[Python-ideas] PEP 572: Statement-Local Name Bindings

Fri Mar 2 07:48:48 EST 2018

On 2 March 2018 at 21:50, Paul Moore <p.f.moore at gmail.com> wrote:

> On 2 March 2018 at 11:15, Nick Coghlan <ncoghlan at gmail.com> wrote:
> > On 2 March 2018 at 19:05, Paul Moore <p.f.moore at gmail.com> wrote:
> >>
> >> The problem with statement local variables is that the extent over
> >> which the name is in scope is not as clear to the human reader (the
> >> rules the *compiler* follows may be precise, but they aren't obvious
> >> to the human reader - that's the root of the debate I'm having with
> >> Chris over "what the reference implementation does isn't a sufficient
> >> spec"). In particular, assignment statements are non-obvious, as shown
> >> by the examples that triggered your suggestion of a "." prefix.
> >
> > Those examples didn't trigger the suggestion: the suggestion was borne
> from
> > the fact that I don't think it should be possible to close over statement
> > locals.
>
> Ah, OK. If closing over statement locals isn't allowed, then yes, they
> are a different type of name, and you may need to distinguish them. On
> the other hand, I'm not sure I agree with you that it shouldn't be
> possible to close over statement locals. I can see that there are a
> lot of *difficulties* with allowing it, but that's not the same.
>

> What's your logic for saying you shouldn't be able to close over a
> statement local name? What is fundamentally different about them that
> makes them unsuitable to work like all other names in Python?
>

I have two reasons, one based on design intent, one based on practicality
of implementation.

Starting with the practical motivation first: based on my experience
preventing the implementation variable from leaking in comprehensions, I
don't think it's going to be practical to allow closing over statement
locals while still scoping them to the statement that sets them in any
meaningful way. The difficulty of implementing that correctly is why I
ended up going for the implicit-nested-scope implementation for Python 3
comprehensions in the first place.

While I do assume it would technically be possible to go that way (it's
only software after all), it would require some *significant* changes to
the way at least CPython's compiler handles symbol analysis, and likely to
the way symtable analysis is handled in other compilers as well. By
contrast, if you drop the "must support closures" requirement, then the
required name mangling to only nested statements to re-use the same
statement local names without interfering with each other or with matching
function local names gets *much* simpler (especially with a syntactic
marker to distinguish statement local references from normal variable
names), since all you need to track is how many levels deep you are in
statement nesting within the current compilation unit.

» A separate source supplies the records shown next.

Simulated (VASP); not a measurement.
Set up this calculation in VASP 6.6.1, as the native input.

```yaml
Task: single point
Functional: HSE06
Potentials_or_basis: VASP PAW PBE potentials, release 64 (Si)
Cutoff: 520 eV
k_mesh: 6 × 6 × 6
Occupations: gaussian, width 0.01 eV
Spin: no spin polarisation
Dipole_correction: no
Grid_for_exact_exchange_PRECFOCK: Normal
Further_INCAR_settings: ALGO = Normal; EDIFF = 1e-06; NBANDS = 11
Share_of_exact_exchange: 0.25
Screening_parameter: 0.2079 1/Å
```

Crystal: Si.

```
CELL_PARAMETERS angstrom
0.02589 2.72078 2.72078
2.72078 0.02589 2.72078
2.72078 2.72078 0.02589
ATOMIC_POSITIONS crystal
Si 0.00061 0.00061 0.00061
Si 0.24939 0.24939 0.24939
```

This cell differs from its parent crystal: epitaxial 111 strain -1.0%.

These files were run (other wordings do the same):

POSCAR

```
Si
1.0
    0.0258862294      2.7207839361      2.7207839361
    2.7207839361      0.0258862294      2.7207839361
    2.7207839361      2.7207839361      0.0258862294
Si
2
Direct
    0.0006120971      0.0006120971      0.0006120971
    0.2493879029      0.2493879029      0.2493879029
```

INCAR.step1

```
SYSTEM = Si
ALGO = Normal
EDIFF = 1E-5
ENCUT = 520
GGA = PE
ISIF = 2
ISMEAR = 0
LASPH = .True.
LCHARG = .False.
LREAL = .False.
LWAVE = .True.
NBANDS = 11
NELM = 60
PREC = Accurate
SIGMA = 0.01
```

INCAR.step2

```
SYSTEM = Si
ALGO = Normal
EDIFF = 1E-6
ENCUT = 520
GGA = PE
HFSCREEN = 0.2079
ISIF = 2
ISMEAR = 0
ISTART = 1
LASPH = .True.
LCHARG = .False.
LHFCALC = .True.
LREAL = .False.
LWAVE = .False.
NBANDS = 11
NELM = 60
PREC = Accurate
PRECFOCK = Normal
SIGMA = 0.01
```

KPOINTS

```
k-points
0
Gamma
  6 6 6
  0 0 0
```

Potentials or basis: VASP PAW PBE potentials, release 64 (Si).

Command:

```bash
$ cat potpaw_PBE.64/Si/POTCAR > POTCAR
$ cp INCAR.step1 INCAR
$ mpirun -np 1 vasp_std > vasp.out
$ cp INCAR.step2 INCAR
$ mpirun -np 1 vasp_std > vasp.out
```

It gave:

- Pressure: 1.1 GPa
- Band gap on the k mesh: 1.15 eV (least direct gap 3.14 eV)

The design intent related rationale stems from the fact that closed over
references can live for an arbitrarily long time (as can regular function
locals in a generator or coroutine), and I think statement locals should be
as reliably ephemeral as we can reasonably make them if they're going to be
different enough from function locals to be worth the hassle of adding them.

So that means asking a bunch of questions and deliberately giving the
*opposite* answer for statement locals than I would for function locals:

* Visible in locals()? Yes for function locals, no for statement locals
* Visible in frame.f_locals? Yes for function locals, no for statement
locals
* Prevents access to the same name in outer scopes? Yes for function
locals, no for statement locals
* Can be closed over? Yes for function locals, no for statement locals

Answer "no" to all those questions is only reasonable if statement local
references *look* different from regular variable names. But I also think
we need to proposing answering "No" to all of them to make statement locals
potentially interesting enough to be worth considering.

(Debuggers would need to access these in order to display them, so they'd
have to be available on the frame object together with metadata on the code
object to correctly populate them at runtime, but that's a solvable problem)

While this would require non-trivial compiler changes as well, they'd be
much safer updates with a lower risk of unintended consequences, since they
wouldn't need to touch the existing name resolution code - they'd be their
own thing, operating in parallel with the established dynamic name lookup
support.

> > PEP 3150 ended up needing syntactic markers as well, to handle the
> forward
> > references to names set in the `given` clause while staying within the
> LL(1)
> > parsing design constraint imposed on Python's grammar.
>
> Is this basically about forward references then? Certainly the "a = (1
> as a)" examples are a problem because of forward references. And the
> problem here is that we can't use the normal solution of simply
> prohibiting forward references ("Name assigned before declaration"
> errors) because - well, I'm not quite sure why, actually. Surely if
> you're naming a subexpression that's repeated, you can always just
> choose to name the *first* occurrence and use that name for the rest?
> I guess the exception is statements that introduce or bind names
> (assignments, for, etc). I'd still be inclined to just say prohibit
> such cases (if we can't, then we're back into the territory of
> implementation difficulties driving the design).
>

Neither PEP 527 nor 3150 *needs* the syntactic markers - the compiler can
figure out what is going on because it does the symbol table analysis pass
before the code generation pass, and hence can tag names appropriately
based on what it finds.

My concern is for people reading the code, where omitting a syntactic
marker also forces *humans* to read things in two passes to make sure they
understand them correctly. Consider this example:

    x = 10
    data = [x*x for i in range(10)]

This will give you a 10 item list, where each item is 100.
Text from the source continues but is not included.